Satir learned that not only did the person exhibiting the stress stance feel a certain emotion, but seeing someone in the stance also evoked emotion. You can check out speech videos of great speakers, and see how they use the stances. (Tony Robbins is a master of Satir stances.)
Communicators can take one of 5 stances or attitudes.
- Placater – placate the other so they don’t get mad (and I won’t get hurt).
- Blamer – blame so the other sees them as strong (and I don’t feel weak)
- Distracter – Distract or change the subject – pretend it isn’t happening (if I ignore it, it will go away)
- Computer (or Super Reasonable) – become analytical, using objective intellectual words to dissociate from the emotions of the communication.
- Leveler – congruently tell the other the truth of how things are for you right now.
Satir Categories and Pacing and Leading
When using the stances for rapport with another individual, you must find out the stance of the other person, and calibrate yourself, to pull them ultimately into the leveler position.
For a blamer, using a placater stance will shift their attention from their own view, and the context, to your view and the context. Be careful, it can also trigger a stronger blamer response – they become annoyed at you being gutless for instance.
For a placater, using a blaming stance will balance their view of self, other, and context. Be careful, it can also trigger a stronger placater response – they feel intimidated for instance.

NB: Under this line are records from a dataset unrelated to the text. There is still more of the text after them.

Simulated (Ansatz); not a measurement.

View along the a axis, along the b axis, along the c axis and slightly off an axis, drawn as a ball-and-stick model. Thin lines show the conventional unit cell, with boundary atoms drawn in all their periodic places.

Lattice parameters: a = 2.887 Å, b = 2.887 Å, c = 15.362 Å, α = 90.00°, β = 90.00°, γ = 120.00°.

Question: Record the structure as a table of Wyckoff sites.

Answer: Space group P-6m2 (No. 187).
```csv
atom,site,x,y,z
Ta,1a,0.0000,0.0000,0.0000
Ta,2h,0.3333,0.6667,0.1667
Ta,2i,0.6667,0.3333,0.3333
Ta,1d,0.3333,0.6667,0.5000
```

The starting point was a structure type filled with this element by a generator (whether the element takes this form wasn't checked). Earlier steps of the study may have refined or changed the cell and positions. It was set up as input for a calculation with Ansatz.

For a computer, you can use a blamer stance or placating stance, they will switch to blamer or placater. You can then recalibrate. A distracter stance usually makes them worse.
For a distracter, use a computer stance until they switch, the re calibrate with placater or blamer. Be careful, the super reasonable attitude can also trigger a stronger distracter response.
A leveler is someone who will have a straight conversation with you about their beliefs. Some people are confident in staying in this stance. This stance can be matched with your own leveler stance for good rapport.
In all stances but the leveler, matching a stance with the same stance will not produce good results. Two blamers will argue, two placaters will wallow, two computers will be bored and unproductive, and two distracters will be in utter chaos. Try this out for yourself.
Satir Categories and Public Speaking
When giving speeches, using a variety of these stances will result in outstanding, emotionally charged speeches. It develops a strong rapport between speaker and audience. Since the speaker is alternating between stances, the audience feels a mass scale effect of pacing and leading. When the speaker changes to a stance he just spoke in, he can create a strong feeling of rapport in the audience. For example…
Speaker- (blamer) Fat people are lazy, they never try to get off their butts and do something.
Audience internal reaction-(placater) I’m fat, I shouldn’t be sitting around lazy.
Speaker- (placater)- But I know that I’m not perfect, because I can’t even get up on time in the morning!
Audience internal reaction- (blamer)- You aren’t perfect either!